O’Brien sought the special prosecutor after Foxx faced fierce criticism for her office’s dismissal of all charges against Smollett with little explanation less than a month after he was indicted on charges he staged an attack on himself.
In her petition, O’Brien highlighted how Foxx recused herself early in the investigation after communicating with a Smollett relative — only to later claim that it was not a recusal “in the legal sense” that would have required the entire office to withdraw from the prosecution.
Communications later released to the Chicago Tribune showed Foxx had asked police Superintendent Eddie Johnson to turn over the investigation to the FBI after she was approached by Tina Tchen, a former chief of staff to first lady Michelle Obama.
O’Brien alleged that Foxx’s actions created “a perception that justice was not served here, that Mr. Smollett received special treatment.”
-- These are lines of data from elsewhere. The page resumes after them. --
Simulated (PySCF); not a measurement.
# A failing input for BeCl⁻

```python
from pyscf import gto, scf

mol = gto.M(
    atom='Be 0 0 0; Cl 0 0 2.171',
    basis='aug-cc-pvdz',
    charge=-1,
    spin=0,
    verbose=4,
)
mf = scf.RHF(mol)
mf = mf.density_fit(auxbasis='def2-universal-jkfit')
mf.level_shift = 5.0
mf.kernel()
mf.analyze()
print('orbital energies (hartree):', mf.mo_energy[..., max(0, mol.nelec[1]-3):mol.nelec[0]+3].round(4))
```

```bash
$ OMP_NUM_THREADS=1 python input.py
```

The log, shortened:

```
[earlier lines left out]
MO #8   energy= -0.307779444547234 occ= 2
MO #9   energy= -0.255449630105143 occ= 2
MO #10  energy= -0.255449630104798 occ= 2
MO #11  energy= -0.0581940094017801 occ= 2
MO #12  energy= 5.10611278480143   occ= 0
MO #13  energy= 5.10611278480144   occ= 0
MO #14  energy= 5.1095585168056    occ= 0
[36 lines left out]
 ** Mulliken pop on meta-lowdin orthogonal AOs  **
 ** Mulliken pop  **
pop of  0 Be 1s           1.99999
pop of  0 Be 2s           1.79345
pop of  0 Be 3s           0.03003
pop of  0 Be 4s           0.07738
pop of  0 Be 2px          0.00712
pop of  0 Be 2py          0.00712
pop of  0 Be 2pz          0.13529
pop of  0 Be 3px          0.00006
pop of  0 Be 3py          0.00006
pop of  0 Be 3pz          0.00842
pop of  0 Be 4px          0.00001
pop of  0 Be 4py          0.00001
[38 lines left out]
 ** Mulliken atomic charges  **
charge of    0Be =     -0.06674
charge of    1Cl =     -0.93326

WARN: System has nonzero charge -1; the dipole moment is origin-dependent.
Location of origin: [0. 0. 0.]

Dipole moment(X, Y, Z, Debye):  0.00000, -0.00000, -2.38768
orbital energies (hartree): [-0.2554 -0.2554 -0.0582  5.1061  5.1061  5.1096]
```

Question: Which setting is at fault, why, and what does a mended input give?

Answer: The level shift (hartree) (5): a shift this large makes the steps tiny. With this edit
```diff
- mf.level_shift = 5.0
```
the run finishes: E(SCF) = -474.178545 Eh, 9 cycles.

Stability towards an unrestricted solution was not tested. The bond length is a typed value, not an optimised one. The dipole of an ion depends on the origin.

Both county prosecutors and Smollett’s attorneys have said the petition is legally flawed and that a special prosecutor would duplicate efforts already undertaken by Cook County Inspector General Patrick Blanchard. At Foxx’s request, Blanchard agreed last month to investigate the office’s handling of the short-lived Smollett prosecution.
Smollett, who is African American and openly gay, found himself at the center of an international media firestorm after he reported in late January being the victim of an attack by two people shouting racist and homophobic slurs.
But after Chicago police investigated, Smollett was charged with 16 felony counts of disorderly conduct.